ESMValGroup / ESMValCore

ESMValCore: A community tool for pre-processing data from Earth system models in CMIP and running analysis scripts.
https://www.esmvaltool.org
Apache License 2.0
42 stars 38 forks source link

Possibility to provide a '*' to the definition of a dataset in a recipe #589

Closed jservonnat closed 1 year ago

jservonnat commented 4 years ago

Hello everyone, this issue follows our discussion during the Is-ENES3 GA with @valeriupredoi With CliMAF we found very interesting to be able to specify a wildcard '' to our dataset definitions, like for instance model='', realization='' to work on all the models or realizations available. In the same way, we implemented the possibility to specify period='last_XXY', 'first_XXY' or '', with XX being a number of years, to retrieve the last XX, first XX years available, or the full period. Do you guys think you could consider adding this functionality? Cheers, J.
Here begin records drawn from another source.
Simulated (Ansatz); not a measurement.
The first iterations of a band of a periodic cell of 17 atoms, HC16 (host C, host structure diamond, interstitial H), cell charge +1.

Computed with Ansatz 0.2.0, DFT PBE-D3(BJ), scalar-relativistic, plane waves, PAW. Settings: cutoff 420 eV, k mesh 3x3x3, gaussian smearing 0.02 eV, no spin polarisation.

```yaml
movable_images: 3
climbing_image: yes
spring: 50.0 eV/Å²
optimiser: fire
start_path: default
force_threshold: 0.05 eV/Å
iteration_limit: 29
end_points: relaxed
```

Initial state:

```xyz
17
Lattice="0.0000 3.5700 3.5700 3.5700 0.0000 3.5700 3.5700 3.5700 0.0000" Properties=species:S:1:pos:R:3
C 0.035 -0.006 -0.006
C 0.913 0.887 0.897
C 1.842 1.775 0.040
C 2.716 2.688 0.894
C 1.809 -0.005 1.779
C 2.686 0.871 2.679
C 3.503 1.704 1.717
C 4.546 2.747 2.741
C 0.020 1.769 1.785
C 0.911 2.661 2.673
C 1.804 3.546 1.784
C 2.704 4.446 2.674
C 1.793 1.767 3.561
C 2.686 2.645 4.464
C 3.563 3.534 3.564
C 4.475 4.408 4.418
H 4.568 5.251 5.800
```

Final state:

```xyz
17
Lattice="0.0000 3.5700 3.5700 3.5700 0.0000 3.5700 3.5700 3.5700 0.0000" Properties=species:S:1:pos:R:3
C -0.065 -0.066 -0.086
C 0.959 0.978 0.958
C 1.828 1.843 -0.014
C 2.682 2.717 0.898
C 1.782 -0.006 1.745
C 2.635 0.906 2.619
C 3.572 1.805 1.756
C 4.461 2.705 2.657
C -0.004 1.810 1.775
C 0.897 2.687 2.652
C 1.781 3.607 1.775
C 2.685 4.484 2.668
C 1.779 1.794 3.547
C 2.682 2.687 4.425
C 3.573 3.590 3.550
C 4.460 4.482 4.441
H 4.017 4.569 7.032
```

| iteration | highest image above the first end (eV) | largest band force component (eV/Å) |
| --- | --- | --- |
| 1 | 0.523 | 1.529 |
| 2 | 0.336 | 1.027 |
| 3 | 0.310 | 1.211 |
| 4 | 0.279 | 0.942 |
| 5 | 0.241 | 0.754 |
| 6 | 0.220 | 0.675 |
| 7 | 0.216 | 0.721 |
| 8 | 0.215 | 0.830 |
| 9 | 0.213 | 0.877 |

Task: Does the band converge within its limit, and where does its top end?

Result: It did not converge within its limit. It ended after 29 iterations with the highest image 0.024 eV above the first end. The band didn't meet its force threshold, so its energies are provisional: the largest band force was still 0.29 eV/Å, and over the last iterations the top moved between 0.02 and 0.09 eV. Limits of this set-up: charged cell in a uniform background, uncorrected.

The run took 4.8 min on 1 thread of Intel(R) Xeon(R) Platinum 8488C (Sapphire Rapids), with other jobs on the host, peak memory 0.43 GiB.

valeriupredoi commented 4 years ago

nice @jservonnat :beer: I shall have a look and start implementing this idea: my take would be:

What do you guys reckon @mattiarighi @bouweandela @jvegasbsc :beer:

valeriupredoi commented 4 years ago

PS - @jservonnat I moved your issue to ESMValCore since this deals with the data finder and logistics within the Core

valeriupredoi commented 4 years ago

any suggestions/approvals/nay's @bouweandela @jvegasbsc @mattiarighi ? I am planning on starting work on this :beer:

jvegreg commented 4 years ago
  • wildcard for datasets; we can define an except option;

This can be useful, but I fear that the except will grow quite a bit

  • wildcard for experiments used with the option exp: ie user asks for an experiment but if data is unavailable for that experiment the code can choose from others (similar to the current exp: [list] but less restrictive);

This is more tricky, usually you don't have interchangeable experiments: you have ensemble members for that. Unless you are thinking on things like make equivalent CMIP6's historical and HighResMIP's highressst-present, but in this case using two different lines to define CMIP6 and HighResMIP datasets is

  • wildcard for ensemble (CMIP6);

This is becoming mandatory, there are datasets in CMIP6 with lots of members and its becoming a problem to keep track of all of them

  • wildcard for years - all available years - but this one is tricky since we'll have to harmonize time boundaries for stuff like eg multimodel so we don't have to analyze a whole lot of time and discard it at zonal/meridional/multimodel stats

This is mandatory to ease definitions for DCPP and similar decadal and seasonal experiments. It will be a pain to specify all DCPP startdates if we have to provide the exact data range for each one.

bouweandela commented 4 years ago

I agree that it would be a very nice feature to be able to use glob patterns in the variable/dataset definitions in the recipe. It will be some work to implement this though.

We will also need to think a bit about how we want to make recipes in the ESMValtool repository reproducible if we use this feature. At the moment @mattiarighi tests if a recipe works with the variables and datasets that are part of it, but if this starts to depend on the data available, it becomes a bit harder to test that stuff actually works, so maybe we would not want to allow this for those recipes.